On Tue, Sep 11, 2001 at 12:15:37PM -0400, Ken Fox wrote:
> Simon Cozens wrote:
> > On Mon, Sep 10, 2001 at 08:38:43PM -0400, Ken Fox wrote:
> > > Have you guys seen Topaz?
> > 
> > I may have heard of it, yes.
> 
> That's it? You're rejecting all of that work without
> learning anything from it? 

You may also have heard of the British art of ironic understatement.

> In general I think Parrot is missing critical abstractions.
> The string/buffer relation is one.

Who says we don't have one? The memory management hasn't been
finalised, and the string vtables haven't been completed. So the
strings can very well end up allocating from buffers.

If you're willing to provide a patch, that is.

> Others are the use of stacks in the interpreter and the dispatch of opcodes
> in runops(). This code is going to be very difficult to work with because
> assumptions of the data structures are made in lots of different places.

Please be more specific.
 
> IMHO this is the main reason why Perl 5 is difficult to
> understand -- and Parrot is repeating it.

It looks like all the work I'm putting into documentation is wasted. :(
Perhaps you'd like to help me out with some more?
 
> My point is that a "void *" API turns off all compiler
> type checking -- it's unsafe as a public API.
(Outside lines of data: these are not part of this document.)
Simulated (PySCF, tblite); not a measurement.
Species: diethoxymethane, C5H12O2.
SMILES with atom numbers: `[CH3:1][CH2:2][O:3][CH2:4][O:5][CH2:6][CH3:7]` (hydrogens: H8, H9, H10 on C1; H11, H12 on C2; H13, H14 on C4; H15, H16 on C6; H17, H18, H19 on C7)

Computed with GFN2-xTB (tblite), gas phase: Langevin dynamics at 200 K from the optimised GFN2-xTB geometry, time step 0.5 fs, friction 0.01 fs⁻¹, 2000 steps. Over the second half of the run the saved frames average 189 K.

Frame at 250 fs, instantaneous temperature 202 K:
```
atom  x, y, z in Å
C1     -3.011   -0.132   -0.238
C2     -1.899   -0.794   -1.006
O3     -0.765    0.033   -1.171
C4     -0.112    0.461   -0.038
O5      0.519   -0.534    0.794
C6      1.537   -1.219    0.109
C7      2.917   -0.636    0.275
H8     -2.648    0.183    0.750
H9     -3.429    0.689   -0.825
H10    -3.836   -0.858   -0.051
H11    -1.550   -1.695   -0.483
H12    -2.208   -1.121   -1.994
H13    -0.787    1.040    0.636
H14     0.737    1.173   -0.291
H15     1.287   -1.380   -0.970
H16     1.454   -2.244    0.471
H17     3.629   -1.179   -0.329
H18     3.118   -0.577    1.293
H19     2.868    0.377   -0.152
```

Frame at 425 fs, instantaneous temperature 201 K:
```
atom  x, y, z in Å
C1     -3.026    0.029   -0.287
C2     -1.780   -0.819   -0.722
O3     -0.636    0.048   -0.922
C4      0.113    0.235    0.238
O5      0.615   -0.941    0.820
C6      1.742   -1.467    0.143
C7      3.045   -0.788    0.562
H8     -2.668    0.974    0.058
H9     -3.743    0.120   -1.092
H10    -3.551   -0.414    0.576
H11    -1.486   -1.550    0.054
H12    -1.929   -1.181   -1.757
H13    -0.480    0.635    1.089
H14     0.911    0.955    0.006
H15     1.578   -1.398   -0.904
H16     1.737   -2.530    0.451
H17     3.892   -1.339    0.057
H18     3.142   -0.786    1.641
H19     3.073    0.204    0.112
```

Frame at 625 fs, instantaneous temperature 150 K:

If you can get a compiler to type-check a string buffer as being
valid UTF8, I'm all ears.

> I have looked
> at string_make() and it doesn't do any special processing
> based on encoding. It *requires* that the raw bits are
> compatible with the encoding.

That's right!

> > No, that's a really bad way to do it. We can special-case
> > things like UTF16 to UTF32.
> 
> Ok. Are you planning on compiling in all the encodings
> or can a module dynamically load one?

Compiling in. It's only 12 functions, max.